The odds are phenomenal that we wouldn't.
Fossilization is rare.
Even remains are rare; in the US, human remains create a big fight (under NAGPRA) precisely because they are so rare. In the case of the tribes, there were different methods of dealing with the deceased, including excarnation (exposure to be eaten by animals).
Glaciation has happened for long periods, altering the landscape.
And the number one answer...
No one has even bothered to look, because, after all, everyone knows that a few horses lost by Coronado's expedition produced all the horses used by all the tribes which used horses.
Coronado wandered around circa 1540, and AFAIK no artifacts from his expedition have ever been found (and people have looked). Horses were widespread in use (particularly west of the Mississippi, but not exclusively so), so much so that the Lewis and Clark expedition took it for granted when they found members of tribes on horseback.

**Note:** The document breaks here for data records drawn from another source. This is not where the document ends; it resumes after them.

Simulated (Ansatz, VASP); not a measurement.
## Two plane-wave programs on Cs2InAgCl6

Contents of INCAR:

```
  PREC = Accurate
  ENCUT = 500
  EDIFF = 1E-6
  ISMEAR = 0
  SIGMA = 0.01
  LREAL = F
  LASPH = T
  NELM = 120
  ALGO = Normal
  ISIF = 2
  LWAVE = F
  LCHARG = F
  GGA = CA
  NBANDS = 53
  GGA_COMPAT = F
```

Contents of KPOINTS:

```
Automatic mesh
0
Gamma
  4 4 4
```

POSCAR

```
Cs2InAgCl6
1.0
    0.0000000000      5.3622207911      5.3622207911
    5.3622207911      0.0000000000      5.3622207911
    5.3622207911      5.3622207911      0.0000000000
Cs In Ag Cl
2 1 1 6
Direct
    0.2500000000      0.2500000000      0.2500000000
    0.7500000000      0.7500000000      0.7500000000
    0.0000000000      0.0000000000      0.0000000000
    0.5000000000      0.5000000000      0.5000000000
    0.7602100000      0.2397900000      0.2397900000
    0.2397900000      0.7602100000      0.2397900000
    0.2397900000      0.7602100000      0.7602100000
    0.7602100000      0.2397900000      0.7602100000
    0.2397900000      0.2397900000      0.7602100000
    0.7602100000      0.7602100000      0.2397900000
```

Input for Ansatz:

And the number one answer...
No one has even bothered to look, because, after all, everyone knows that a few horses lost by Coronado's expedition produced all the horses used by all the tribes which used horses.
Not entirely true. Before the Spanish reintroduction of horses to the Americas, there is no evidence of domesticated horses in the archaeological record. After the reintroduction, evidence of domestic horses among the native plains populations rapidly became endemic. Why the sudden change? The possibility that a hypothetical native population of horses could go from invisible obscurity to universality in the archaeological record so quickly and coincidentally to the reintroduction of horses by the Spanish stretches the limits of credibility.
The incredible usefulness of the domestic horse makes it inconceivable that native Americans would not have exploited such an resource, had they been available. Before the arrival of the Spanish and their horses, the people of the great plains managed to scrape a subsistence by chasing buffalo over cliffs. After the reintroduction of horses, the intelligent and resourceful people of the plains rapidly capitalized on the potential of this new resource. Instead of waiting and hoping for a buffalo herd to wander close enough to a usable "buffalo jump", the horse allowed the plains people to run down the buffalo at will. Almost overnight we see in the archaeological record a shift in native plains cultures and economies around the horse.
On the other hand, every tribe on the great plains at that time, I think, had recent memories of acquiring horses and moving onto the plains.